Path: utzoo!utgpu!news-server.csri.toronto.edu!cs.utexas.edu!uunet!snorkelwacker!apple!olivea!tymix!cirrusl!sunstorm!douglas
From: douglas%cirrusl@oliveb.ATC.olivetti.com (Douglas Lee)
Newsgroups: comp.arch
Subject: Re: Workstation Data Integrity
Message-ID: <2361@cirrusl.UUCP>
Date: 5 Sep 90 18:21:08 GMT
References: <6797.26d6edce@vax1.tcd.ie> <56qmo1w162w@zl2tnm.gp.govt.nz> <19875@crg5.UUCP> <19208@dime.cs.umass.edu> <2201@lectroid.sw.stratus.com> <68362@sgi.sgi.com> <1990Sep4.163619.24726@zoo.toronto.edu> <68505@sgi.sgi.com> <2483@crdos1.crd.ge.COM>
Sender: news@cirrusl.UUCP
Organization: Cirrus Logic Inc.
Lines: 89
Xref: dummy dummy:1
X-OldUsenet-Modified: added Xref
DRAM manufactures express reliablity in terms of FITs (Failures In
Time). On FIT represents one error in one billion (10 ^ 9) hours of
operation. Toshiba claims a FIT rate of 252 for 1 Mb DRAMs.

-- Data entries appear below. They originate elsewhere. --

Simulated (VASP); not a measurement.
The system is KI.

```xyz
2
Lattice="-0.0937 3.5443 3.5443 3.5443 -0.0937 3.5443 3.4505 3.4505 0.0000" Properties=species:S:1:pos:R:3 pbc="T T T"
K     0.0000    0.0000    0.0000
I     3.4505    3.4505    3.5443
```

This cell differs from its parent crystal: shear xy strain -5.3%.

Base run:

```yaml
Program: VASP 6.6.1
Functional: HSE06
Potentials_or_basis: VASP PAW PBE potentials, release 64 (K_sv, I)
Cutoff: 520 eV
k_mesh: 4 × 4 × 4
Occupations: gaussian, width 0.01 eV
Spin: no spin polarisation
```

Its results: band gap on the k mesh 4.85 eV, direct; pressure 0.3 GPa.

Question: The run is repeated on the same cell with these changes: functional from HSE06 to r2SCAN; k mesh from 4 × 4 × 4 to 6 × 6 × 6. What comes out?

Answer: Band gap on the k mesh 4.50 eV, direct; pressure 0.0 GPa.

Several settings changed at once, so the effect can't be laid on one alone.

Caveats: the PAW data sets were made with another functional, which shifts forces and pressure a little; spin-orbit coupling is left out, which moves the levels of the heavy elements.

Clearpoint, who makes add-in memory boards claims the actual rate is
1000 FITs. The FIT rate has steadily decreased for each sucessive
generation of DRAMs until the 4 Mb. The FIT rate for 4 Mb DRAMs is
higher than 1 Mb.
From the FIT rate you can calculate the MTBF of any memory system. The
MTBF in hours for one DRAM is calculated as 10 ^ 9 / FIT. The MTBF for
a system is just the MTBF of each DRAM divided by the total number of
DRAMs in the system. We are only looking at single bit errors here.
Assuming a FIT rate of 252:
# of DRAMs Memory Size MTBF
32 4 MB 14.1 years
96 12 MB 4.7 years
160 20 MB 2.8 years
Assuming a FIT rate of 1000:
# of DRAMs Memory Size MTBF
32 4 MB 3.6 years
96 12 MB 1.2 years
160 20 MB 260 days
For most PC (memories < 12 MB) a single bit error should occur rarely
due to soft errors. The FIT rate really only measures errors due to
alpha particle radiation. There can be more soft errors caused by
power supply spikes, drop outs, etc. that have not been accounted for
here. This will cause the FIT rate to go up, reducing the MTBF. The
thing to realize here, is that parity will actually make the MTBF go
down. This is because more parts are added, more things can fail.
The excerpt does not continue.